Meister Eckhart on Suffering
Good Friday, 2020
Do not think of these sufferings as though something strange were happening to you. St. Peter
I do not consider these present sufferings worthy of being compared to the glory that is yet to be revealed. St. Paul
Both Peter and Paul were familiar with suffering. Death in Christ was their way of life, just as it was for so many others, like Meister Eckhart, were familiar with the way of the cross.
Eckhart was born around 1260. He was considered to be a heretic and was condemned as such by the pope in 1329. In my opinion that places him in good company with others who came before him, like Origin, as well as those like Luther who would follow. His writings are intended not so much to give answers but to raise questions. One of his primary propositions is that the God who can be known is not the true God. On this Good Friday I’d like to share seven teachings of Eckhart on the topic of suffering.
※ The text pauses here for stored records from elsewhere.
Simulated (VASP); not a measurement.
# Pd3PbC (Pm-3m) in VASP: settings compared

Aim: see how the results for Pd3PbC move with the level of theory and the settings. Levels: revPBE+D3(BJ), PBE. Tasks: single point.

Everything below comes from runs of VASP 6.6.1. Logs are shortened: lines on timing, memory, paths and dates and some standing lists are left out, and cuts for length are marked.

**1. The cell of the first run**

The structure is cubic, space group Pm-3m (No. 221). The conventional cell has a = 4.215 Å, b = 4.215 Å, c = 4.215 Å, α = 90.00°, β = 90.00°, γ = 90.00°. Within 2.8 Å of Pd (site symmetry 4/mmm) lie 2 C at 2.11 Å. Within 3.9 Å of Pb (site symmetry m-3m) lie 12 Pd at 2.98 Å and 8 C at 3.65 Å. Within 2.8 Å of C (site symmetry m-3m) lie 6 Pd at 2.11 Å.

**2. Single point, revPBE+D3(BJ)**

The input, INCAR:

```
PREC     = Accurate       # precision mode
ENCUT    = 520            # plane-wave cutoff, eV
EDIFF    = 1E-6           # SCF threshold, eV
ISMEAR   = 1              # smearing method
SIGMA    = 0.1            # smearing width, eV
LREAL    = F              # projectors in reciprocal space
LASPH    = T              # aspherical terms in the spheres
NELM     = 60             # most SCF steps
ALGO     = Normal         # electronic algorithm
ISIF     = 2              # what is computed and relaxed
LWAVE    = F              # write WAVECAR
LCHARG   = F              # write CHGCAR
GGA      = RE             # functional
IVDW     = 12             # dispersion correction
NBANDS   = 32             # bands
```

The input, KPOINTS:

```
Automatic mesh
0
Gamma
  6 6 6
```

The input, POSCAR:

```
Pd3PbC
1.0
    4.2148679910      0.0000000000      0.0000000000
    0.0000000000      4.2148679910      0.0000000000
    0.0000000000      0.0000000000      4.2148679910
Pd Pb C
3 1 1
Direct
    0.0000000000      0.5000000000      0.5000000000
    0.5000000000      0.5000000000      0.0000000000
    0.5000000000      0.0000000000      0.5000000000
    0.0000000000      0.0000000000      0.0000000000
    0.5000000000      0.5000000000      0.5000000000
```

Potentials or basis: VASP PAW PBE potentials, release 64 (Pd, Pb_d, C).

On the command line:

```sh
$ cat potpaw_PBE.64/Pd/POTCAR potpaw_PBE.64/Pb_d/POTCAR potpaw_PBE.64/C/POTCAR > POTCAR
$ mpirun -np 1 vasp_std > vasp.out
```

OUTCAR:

First is that patience in suffering is “better, dearer, higher and nobler than everything we can take away from a person against their will.” I interpret this to mean that the benefits we receive from suffering are eternal and therefore greater than any material and temporal ones that we receive.
Second is that God promises to be with us in a very unique and intimate way in suffering. If God is with us in such a fashion, what more could we want? “If God is for us, who can be against us?”
Third is that because God is with us in our suffering that means He is suffering with us. This is significant, for herein we encounter and experience the God of eternal empathy.
Fourth, when one suffers they may be comforted and consoled by a friend. How much more comforting is the consolation of Christ who suffers for and with us. 2 Corinthians 1:4-6
Fifth, if in love one is willing to suffer for others, how much more should one be willing to suffer for God!
Sixth, if God has suffered already before we ever suffer, truly all of our sufferings will be turned to joy, just as they were for Him and as He has promised for us. Hebrews 12:2
Seventh, because it is part of God’s nature to suffer in Christ, for those who also suffer in Christ they are experiencing the very nature of God in a most intimate fashion.
“So suffer in this way for God’s sake”, Eckhart concludes, “Since this is so greatly profitable and brings such blessedness. How can God, who loves goodness, suffer his friends, who are good people, not to be in suffering always and without ceasing?”
I awakened this morning thinking about the suffering of the disciples the Saturday morning after Good Friday. How dark and desolate they must have felt as they thought “what we believed to be true was not true after all”. Jesus appears to them on Sunday, and thereafter, they are never the same. Suffering reminds us we have not seen the whole truth unless Jesus is in the picture. He has risen indeed!